Could the Allies Have Saved Jews From the Nazis?

A major event has been examining in depth, whether the Allies could have done more to save Jews during the Holocaust.

Hezki Baruch, Moshe Cohen ,

Allied Powers Conference
Allied Powers Conference
Yoni Kempinski

A major event took place in Jerusalem last week examining in depth, perhaps for the first time, whether the Allied countries could have done more to save Jews during the Holocaust.

The event, entitled "The Allied Powers’ Response to the Holocaust," featured speakers such as Dr. Rafael Medoff of he David S. Wyman Institute for Holocaust Studies, Professor Robert Wistrich of the Hebrew University of Jerusalem, and Professor Stephen Norwood, University of Oklahoma, among others from the U.S., UK, China, Poland, and Israel – all of whom have written about the matter. The event was sponsored by the Begin Center and the Public Relations department of the World Jewish Congress (WJC). 

In several books, Medoff has examined the role of U.S. President Franklin D. Roosevelt in actions – or lack of them – to assist Jews during the Holocaust. Roosevelt, contended Medoff at the event, had a “problematic” attitude to Jews, and rejected nearly all proposals to assist Jews who were attempting to flee the Nazis.
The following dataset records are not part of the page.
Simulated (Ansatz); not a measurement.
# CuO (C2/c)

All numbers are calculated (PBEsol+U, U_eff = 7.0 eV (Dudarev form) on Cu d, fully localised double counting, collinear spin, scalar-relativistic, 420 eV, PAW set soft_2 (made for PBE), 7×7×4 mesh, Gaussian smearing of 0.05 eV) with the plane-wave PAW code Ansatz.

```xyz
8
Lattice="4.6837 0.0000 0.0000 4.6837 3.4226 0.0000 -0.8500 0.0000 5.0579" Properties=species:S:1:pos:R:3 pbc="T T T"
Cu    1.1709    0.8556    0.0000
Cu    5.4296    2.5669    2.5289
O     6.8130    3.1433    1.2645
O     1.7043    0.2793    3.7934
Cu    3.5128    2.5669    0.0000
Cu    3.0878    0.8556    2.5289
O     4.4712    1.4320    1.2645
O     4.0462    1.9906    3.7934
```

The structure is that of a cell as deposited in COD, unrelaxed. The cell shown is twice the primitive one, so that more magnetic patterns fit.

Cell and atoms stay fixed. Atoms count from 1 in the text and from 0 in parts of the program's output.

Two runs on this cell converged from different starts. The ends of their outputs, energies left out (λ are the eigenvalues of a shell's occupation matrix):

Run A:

Professor Alexander Groth of University of California-Davis spoke about Holocaust denial and the increasing influence of Holocaust “revisionists” in recent years, as they attempt to minimize or outright deny the reality of the destruction of European Jewry.

In addition, he said, there has been of late a tendency to equate victimization of Jews and Germans, with the latter said to have suffered “almost” as much as the Jews because of Nazi control of the country. The objective, he said, is to reclassify the Holocaust as one of many human tragedies, instead of regarding it as the unique, horrifying event that it was.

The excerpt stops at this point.